Qatar’s key economic indicators that stood resilient in 2016 and in the first quarter of 2017 are now looking bleak as the country faces diplomatic and economic isolation from its neighbours and other Arab nations.
The recent sanctions on Qatar by a group of states led by Saudi Arabia, the UAE, Bahrain, Egypt, Libya, Yemen and a few other allied countries is expected to have huge consequences on Qatar’s economy if a solution is delayed.
In the fourth quarter of 2016 Qatar’s GDP improved by 4 per cent quarter on quarter as oil & gas related sectors went up by 6 per cent over the same period. On a year on year basis the GDP was up 2.1 per cent while oil & gas related sectors went down by 6.4 per cent over the same period. The non-oil sector however grew on a year on year basis by 6.5 per cent as the private sector grew by 4 per cent in the same period.
Qatar’s key economic indicators such as liquidity in the banking sector and credit growth were positive until the end of the first quarter.
Total credit facilities continued to grow and stood at a record high level at the end of the first quarter of 2017, with an increase of 1.9 per cent to reach 855 billion Qatari riyals. But with the economic sanctions taking its toll on liquidity, Qatar is facing potential funding shortage and high cost of funds that could curtail credit growth leading to lower GDP growth, especially non-oil GDP growth.
“A peaceful resolution to the GCC-Qatar crisis is most likely, but de-escalation is likely only gradually. Risk of further escalation remains. The large FX mismatch in the Qatari banking sector keeps it vulnerable to an abrupt withdrawal of GCC funding. We estimate $35 billion (20 per cent of GDP) in banking sector capital outflows within one year if the GCC decides to sever financial ties,” said Jean Michel-Saliba, Mena Economist of Bank of America Merrill Lynch.
Analysts say although Qatar Investment Authority’s (QIA) foreign assets will help the country to withstand outflows and defend the peg, prolonged outflows could erode QIA’s balance sheet.
“Conservatively and arbitrarily assuming that 50 per cent of the QIA portfolio is liquid, the potential GCC claims on the Qatari banking sector ($35 billion) represent a large 20-27 per cent share of the QIA liquid foreign assets,” said Saliba.
According to Institute of International Finance (IIF), a Washington headquartered global association of the financial services industry, if the current crisis persists for an extended period and ties deteriorate further, Qatar’s GDP growth could decline to 1.2 per cent in 2017 and 2 per cent in 2018, principally due to lower non-hydrocarbon growth impacted by increased uncertainty weighing on investment and a tighter financial environment and perhaps deposit flight which could raise the cost of funds.

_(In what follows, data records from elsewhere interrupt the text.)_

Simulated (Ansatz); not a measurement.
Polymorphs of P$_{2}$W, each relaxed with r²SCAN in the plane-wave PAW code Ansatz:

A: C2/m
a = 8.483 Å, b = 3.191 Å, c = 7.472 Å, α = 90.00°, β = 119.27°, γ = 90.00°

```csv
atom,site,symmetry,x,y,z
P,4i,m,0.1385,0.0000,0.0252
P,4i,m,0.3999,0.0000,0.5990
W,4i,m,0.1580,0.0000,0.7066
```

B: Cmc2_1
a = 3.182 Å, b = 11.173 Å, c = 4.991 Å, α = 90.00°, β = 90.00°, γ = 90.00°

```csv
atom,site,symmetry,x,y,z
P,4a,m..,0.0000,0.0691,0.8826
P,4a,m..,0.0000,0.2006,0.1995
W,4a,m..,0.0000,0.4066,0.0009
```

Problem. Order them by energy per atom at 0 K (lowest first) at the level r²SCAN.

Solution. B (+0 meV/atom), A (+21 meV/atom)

Cuts in financial ties and increased counterparty concerns could hinder ease of doing business and trade finance. “In this scenario, lower than expected non-hydrocarbon revenue could widen the deficit fiscal deficit to 7.8 per cent of GDP in 2017. The external current account deficit could remain at around 2 per cent of GDP as the sharp fall in travel and transport related service receipts due the prolonged travel bans of neighbours and airspace closures,” said Boban Markovic, Research Analyst at IIF.
While global credit rating agency Standard & Poor’s has downgraded the sovereign ratings of Qatar and changed the outlook of some of the leading corporate entities with negative implications, other rating agencies have warned of potential rating downgrade and change in outlook to negative.